Published online by Cambridge University Press: 10 November 2009
THE common theory of motivation refers to what people want and believe. It speaks of motives as reasons, and it holds that people's reasons are composed of desires and beliefs, that a person has a reason for choosing (and for doing) a where he wants to choose (or take) an action of a certain sort b and believes a is of sort b. I have argued that this is too thin, that we need to bring in also how he sees or understands a, that he has a reason for choosing (and for doing) a where he wants to choose (or take) an action of a certain sort b and believes a is of sort b – and sees a as being of that sort. This seems to me not only correct but useful and suggestive. Others resist the idea. What are their grounds for resisting it?

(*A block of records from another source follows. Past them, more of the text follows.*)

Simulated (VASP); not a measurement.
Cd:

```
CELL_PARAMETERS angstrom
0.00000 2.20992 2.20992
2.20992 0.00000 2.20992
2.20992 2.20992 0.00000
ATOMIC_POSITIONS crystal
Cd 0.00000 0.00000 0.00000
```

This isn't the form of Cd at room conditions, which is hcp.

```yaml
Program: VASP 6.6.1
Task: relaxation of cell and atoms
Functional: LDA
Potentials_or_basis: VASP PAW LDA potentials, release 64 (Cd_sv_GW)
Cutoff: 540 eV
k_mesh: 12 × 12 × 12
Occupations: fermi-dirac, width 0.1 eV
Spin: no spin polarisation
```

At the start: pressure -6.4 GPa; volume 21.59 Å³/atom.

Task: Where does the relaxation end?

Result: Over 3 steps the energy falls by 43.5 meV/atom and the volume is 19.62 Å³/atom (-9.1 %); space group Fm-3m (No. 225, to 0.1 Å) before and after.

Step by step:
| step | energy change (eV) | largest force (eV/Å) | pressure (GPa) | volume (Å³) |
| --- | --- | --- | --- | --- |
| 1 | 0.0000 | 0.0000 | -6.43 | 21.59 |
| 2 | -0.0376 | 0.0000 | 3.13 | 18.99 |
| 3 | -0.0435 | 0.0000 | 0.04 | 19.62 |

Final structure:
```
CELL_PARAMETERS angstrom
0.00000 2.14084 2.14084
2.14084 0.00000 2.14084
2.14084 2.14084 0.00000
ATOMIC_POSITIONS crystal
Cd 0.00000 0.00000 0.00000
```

My three-part idea brings in people's seeings. These are not seeings of houses or trees but of actions or events or situations – I will use “situations” as a catchall for this. They are our grasps of those situations, our construals or understandings of them. They are our reports of them (to ourselves), our conceivings of them. Such seeings-as aren't retinal; the blind have no problem with them. An inner eye is engaged.
This last only adds a metaphor to a long string of synonyms. The question remains: what are such seeings? And to that question I have no answer. I think the concept can't be defined in any noncircular way, that it is too basic a concept to be laid out in terms of others.